World News Brief, Thursday April 10

Indonesia counts votes in parliamentary election; Japan and US trade officials meet; 24 killed in Islamabad shopping mall terror attack; new French PM passes confidence vote; and more 

Top of the Agenda

Indonesia Counts Votes in Crucial Power Transition

Indonesia voted for a new parliament on Wednesday as the world's third-largest democracy faces a crucial transition of power. Initial poll results showed the main opposition party, the Indonesian Democratic Party-Struggle, in the lead (FT). With President Susilo Bambang Yudhoyono stepping down in October after reaching his two-term limit, Indonesians are choosing a new House of Representatives—a process that takes place every five years (Reuters) and determines which parties can nominate candidates for July's highly-anticipated presidential election. The main opposition's presidential candidate, Joko Widodo, the popular governor of Jakarta, is leading national polls (NYT) and has pledged a "more people-centric" style of governance.


"As Bakrie calls on the ghost of Suharto, Jokowi is rekindling the idealist Sukarno of the independence era, when many saw Indonesia as having a bright future—while, at the same time, blazing his own identity," writes Nithin Coca for al-Jazeera.

"Behind the razzmatazz of the election, a bit more is at stake than how well Jokowi's party fares. The lower house is not the rubber-stamp institution it was under Suharto. Indonesia's next president will have to work with it, not least to pass a $160 billion-odd budget," writes the Economist.

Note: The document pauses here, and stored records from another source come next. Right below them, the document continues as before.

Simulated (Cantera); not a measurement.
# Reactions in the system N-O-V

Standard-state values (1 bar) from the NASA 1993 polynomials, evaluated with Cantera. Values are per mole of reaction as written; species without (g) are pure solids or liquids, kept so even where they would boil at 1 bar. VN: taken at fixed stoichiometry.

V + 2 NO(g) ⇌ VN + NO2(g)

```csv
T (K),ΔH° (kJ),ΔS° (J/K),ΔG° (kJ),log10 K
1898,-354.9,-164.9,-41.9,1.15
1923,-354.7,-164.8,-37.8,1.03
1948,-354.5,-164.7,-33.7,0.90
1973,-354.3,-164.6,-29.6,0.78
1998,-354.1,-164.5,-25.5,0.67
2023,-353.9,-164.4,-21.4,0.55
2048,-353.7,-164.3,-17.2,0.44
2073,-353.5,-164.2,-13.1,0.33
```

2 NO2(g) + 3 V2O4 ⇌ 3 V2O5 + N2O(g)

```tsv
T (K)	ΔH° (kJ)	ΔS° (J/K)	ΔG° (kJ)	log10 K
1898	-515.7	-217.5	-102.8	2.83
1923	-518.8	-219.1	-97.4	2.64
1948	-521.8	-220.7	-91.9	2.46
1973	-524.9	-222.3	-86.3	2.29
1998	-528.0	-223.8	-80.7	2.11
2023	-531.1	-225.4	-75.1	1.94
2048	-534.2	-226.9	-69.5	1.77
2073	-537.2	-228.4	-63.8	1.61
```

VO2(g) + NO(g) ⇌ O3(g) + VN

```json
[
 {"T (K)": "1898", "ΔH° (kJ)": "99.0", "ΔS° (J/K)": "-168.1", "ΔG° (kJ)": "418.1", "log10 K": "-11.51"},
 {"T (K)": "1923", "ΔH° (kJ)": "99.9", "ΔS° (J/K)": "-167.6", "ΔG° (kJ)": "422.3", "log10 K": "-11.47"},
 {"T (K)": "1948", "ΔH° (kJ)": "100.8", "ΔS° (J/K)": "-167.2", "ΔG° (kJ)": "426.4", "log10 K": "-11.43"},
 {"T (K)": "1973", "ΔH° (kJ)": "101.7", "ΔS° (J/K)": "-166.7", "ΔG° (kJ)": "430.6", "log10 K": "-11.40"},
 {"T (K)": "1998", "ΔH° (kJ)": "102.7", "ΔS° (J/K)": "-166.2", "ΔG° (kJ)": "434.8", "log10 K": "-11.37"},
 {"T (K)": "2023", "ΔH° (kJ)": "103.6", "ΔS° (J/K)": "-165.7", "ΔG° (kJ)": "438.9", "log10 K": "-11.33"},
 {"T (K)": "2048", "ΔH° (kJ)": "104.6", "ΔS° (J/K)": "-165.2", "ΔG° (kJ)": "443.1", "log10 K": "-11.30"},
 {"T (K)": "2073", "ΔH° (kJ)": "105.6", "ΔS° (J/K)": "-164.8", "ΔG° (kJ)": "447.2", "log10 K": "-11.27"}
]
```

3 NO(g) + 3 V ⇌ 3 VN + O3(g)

"Southeast Asia's biggest economy has thrived since recovering from the Asian financial crisis of 1997-98 but it faces a growing list of challenges, from rising social inequality to entrenched corruption and overstretched infrastructure to slowing economic growth," writes Ben Bland for the Financial Times.


Pacific Rim

Japan, U.S. Talk TPP

Japanese and U.S. trade officials met Wednesday to discuss outstanding issues (Japan Times) surrounding the Trans-Pacific Partnership, including Japanese tariffs on farm goods and auto trade concerns. The bid to break the stalemate comes ahead of U.S. president Barack Obama's visit to Tokyo in two weeks.

This CFR interview delves into Japan's push for the TPP.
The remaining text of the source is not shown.